There wasn’t a dry eye in my head. On Wednesday night I launched my novel A Little Bit Ruined, and before I read told the gathering of people I loved deeply, without benefit of alcohol, that I was calling it quits.
My ten-month-old granddaughter was there, and I held her before the audience like Kunta Kinte before the moon and recited the book’s dedication. “For Summer Amalia Roberson, the love of my life, with apologies for calling you Katrina Fema while you were in utero.” I didn’t go into my usual apology for her having that silly first name, which I’d lobbied against with literary offerings like Flannery most of the time she was gestating. I just stood up there and announced that she was good enough reason to quit writing. She would fill my days.Though I added, even in the deeply kind presence of Susan Larson, my friend and everyone’s best book editor, that I couldn’t stand the having-written part of writing.
I couldn’t stand what was, in effect, that part of being a writer. Of counting the house. Of being reviewed and feted, in some measure or other. The party was pretty wonderful, with a gathering of some of the greatest people who still live in New Orleans, writers and artists and every other kind of fine mind. Much better than a funeral. Altogether a group of great laughers who I think listened to me while Summer mugged in the front row.
The next day Julie Smith and I drove three hours up—and three hours back—to Jackson, Mississippi, to do a signing with Ace Atkins at Lemuria Bookstore for our anthology, New Orleans Noir. Ace is a hot commodity in Mississippi, and he’d done a noonTV show in Jackson. We drew six people. It was a perfect final lesson in book marketing. A perfect capstone to a writing career.

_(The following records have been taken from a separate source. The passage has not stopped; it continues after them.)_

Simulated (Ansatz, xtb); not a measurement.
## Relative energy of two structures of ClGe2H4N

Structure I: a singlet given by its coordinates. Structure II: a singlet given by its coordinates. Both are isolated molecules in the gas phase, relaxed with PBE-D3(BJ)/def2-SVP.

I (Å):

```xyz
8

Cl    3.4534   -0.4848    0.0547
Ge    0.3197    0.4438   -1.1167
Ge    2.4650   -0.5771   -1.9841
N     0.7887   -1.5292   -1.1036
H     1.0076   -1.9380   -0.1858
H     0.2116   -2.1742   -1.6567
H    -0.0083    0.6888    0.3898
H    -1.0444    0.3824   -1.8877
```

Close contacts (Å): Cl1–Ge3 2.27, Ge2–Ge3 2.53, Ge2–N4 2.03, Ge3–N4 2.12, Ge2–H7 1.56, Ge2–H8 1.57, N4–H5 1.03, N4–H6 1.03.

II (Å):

Why, you'll ask, do I call myself the fat-in-her-mind lady? I answer this only because I don't want any "you're so thin!" comments. I was a fat, miserable kid. Once fat, always fat. It made for a rotten childhood--with a lot of help from external circumstances--so I had the requisite baggage to grow up to write. And now I have those requisite insecurities that eventually take their toll of having to walk out of the marketplace. The fat girl takes her leave. Except to tell the truth.